Synthetic magnetism leads photons on a 2-D quantum walk

Randomness governs many things, from the growth of cell colonies and the agglomeration of polymers to the shapes of tendrils that form when you pour cream into a cup of coffee.

Since as early as 1905, scientists have described these seemingly unrelated phenomena in a unified way: as random walks. By imagining that individual particles or molecules are constantly taking steps in a random direction, researchers have successfully modeled many of the complexities of classical physics.

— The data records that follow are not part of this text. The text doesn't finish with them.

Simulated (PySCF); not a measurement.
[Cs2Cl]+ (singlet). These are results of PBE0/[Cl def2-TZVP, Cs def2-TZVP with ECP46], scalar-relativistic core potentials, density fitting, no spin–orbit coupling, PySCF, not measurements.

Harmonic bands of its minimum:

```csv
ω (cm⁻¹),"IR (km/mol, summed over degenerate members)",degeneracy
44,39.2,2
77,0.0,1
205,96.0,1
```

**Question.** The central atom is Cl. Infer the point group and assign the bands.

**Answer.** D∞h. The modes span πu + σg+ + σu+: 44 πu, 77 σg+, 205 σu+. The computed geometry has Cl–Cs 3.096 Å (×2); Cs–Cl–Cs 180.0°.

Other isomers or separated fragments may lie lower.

More recently, scientists have brought the idea of a random walk to the quantum world, where the "walkers" can exhibit nonclassical behaviors like quantum superposition and entanglement. These quantum random walks can simulate quantum systems and may eventually be used to implement speedy quantum computing algorithms. However, this will require the walker to move in multiple dimensions (2-D and higher), which has been difficult to achieve in a manner that is both practical and scalable.

Quantum walks that use photons—the quantum particles of light—are particularly promising, since photons can travel long distances as energy in wave form. However, photons don't carry an electric charge, which makes it difficult to fully control their motion. In particular, photons won't respond to magnetic fields—an important tool for manipulating other particles like atoms or electrons.

To address these shortcomings, researchers at the Joint Quantum Institute (JQI) have adopted a scalable method for orchestrating 2-D quantum random walks of photons—results that were recently published in the journal Physical Review Letters. The research team, led by JQI Fellows Edo Waks and Mohammad Hafezi, developed synthetic magnetic fields in this platform that interact with photons and affect the movement of photonic quantum walkers.

"Photonics provides a unique opportunity to study the behavior of poorly understood quantum systems," says Waks, who is also a member of the Institute for Research in Electronics and Applied Physics (IREAP) and a professor of physics and electrical and computer engineering at the University of Maryland. "The concepts behind this work could help researchers to explore new synthetic matter that does not yet exist but could have interesting properties and applications."

Previous studies of photonic quantum walks used complex optical networks to create actual pathways through space for quantum walkers to follow, splitting photons into left and right paths in a 1D quantum walk. But mimicking a higher-dimensional walk—in which photons can go up, down, left, right or beyond—is too cumbersome to implement with such systems.

To address this problem, the team adopted a simpler method for producing a photonic quantum walk. Instead of using complex optical setups to create actual pathways for the photons, they used fiber optic cables of varying lengths to simulate the different directions a photonic walker could potentially move. Since it takes photons more time to travel down a longer fiber, the travel times can encode the different directions a photon can take.

By directing photons down a random fiber and rerouting them back through the system again and again, the authors could simulate a quantum random walk using time delays instead of physical positions—a significant simplification compared to prior methods. By measuring the delays between photon pulses after each step, the researchers were able to determine how far the particles of light roamed from their initial location.

"The good thing with our platform is that it can be easily scaled to higher dimensions simply by using more fiber optic cables with different lengths," says Hamidreza Chalabi, a postdoctoral researcher at IREAP and the lead author of the study.

In their demonstration of a 2-D quantum random walk, the researchers created a synthetic magnetic field for the photons—something that may one day allow for more complex quantum walks or even simulations of arbitrary quantum systems. By modifying the wave nature of the photon pulses based on the direction they moved at each step, the team created an effective magnetic field on the walkers. The researchers then measured how far the walkers traveled from their initial locations and observed that they did not go as far as they did without the field—a suppression predicted by theory.

"This work is an important step toward more practical photonic-based quantum random walks," says Waks. "Exploring how these systems behave and how we can control them will allow us to perform more complex quantum simulations."